Mr. Donald M. Kendallcarter

(Inducted in 1994)

Donald M. Kendall is the co-founder and former chairman and chief executive officer of Pepsi Co. Inc. and continues to provide the company with counsel as well as serve as the company's ambassador throughout the world. A native of Sequim, Wash., Kendall's education at Western Kentucky State College was interrupted by World War II, when he left college to become a Navy pilot. After the Navy, Kendall joined the Pepsi-Cola Co as a fountain syrup sales representative. His rise in the company was meteoric. He advanced from sales to managing a sales crew, to managing sales for all company operated plants. In 1951, he became assistant national sales manager, and a year later was promoted to vice president in charge of national sales. In 1956, he became vice president in charge of marketing for the entire company. In 1957, Kendall became president of Pepsi Cola's overseas operations. Under his leadership, the number of countries in which Pepsi-Cola was available more than doubled and sales tripled.

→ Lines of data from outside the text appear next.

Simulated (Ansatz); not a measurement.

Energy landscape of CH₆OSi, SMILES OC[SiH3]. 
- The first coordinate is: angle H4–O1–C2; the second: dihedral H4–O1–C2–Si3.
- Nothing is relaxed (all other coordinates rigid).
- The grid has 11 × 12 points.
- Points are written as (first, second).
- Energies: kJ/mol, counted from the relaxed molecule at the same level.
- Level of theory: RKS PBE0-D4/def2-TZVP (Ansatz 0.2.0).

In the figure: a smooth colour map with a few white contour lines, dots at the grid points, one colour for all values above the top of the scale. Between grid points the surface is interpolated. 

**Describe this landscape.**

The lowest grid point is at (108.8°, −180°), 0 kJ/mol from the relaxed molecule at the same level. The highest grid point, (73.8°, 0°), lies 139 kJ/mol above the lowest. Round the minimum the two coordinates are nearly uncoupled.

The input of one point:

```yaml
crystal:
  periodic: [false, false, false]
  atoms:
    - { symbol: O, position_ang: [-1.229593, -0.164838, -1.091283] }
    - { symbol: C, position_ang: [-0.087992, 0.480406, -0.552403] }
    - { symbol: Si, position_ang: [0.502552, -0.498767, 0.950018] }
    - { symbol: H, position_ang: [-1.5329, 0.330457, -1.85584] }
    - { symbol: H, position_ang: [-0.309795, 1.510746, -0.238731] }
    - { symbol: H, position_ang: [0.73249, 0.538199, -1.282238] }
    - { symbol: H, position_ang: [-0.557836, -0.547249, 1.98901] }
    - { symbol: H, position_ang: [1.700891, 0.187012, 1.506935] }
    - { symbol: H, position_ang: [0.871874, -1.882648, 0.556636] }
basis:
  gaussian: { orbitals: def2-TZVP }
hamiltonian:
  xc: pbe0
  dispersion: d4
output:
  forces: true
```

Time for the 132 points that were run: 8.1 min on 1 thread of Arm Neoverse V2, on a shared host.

Kendall became president and CEO of Pepsi-Cola in 1963. Two years later he engineered the merger that brought Pepsi-Cola together with Frito-Lay, the nation's leading snack food marketer, to create Pepsi Co and was named the company's president and CEO. In 1971, he was elected chairman and CEO, a position he held until his retirement in May, 1986. Under Kendall's leadership, PepsiCo became one of the 25 largest corporations in the U.S., a leading bottler of soft drinks, the biggest salty snack producer and the largest operator and franchisor of restaurants in the world. Kendall has received numerous honors for his achievements, including: George F. Kennan Award for outstanding contribution to improving U.S. Soviet relations (1989); National Business Hall of Fame (1987); the first Equal Justice Award from the NAACP. Legal Defense and Educational Fund (1986), and several honorary doctoral degrees. He is married to the former Baroness Ruedt Von Collenberg and living in Greenwich, Conn.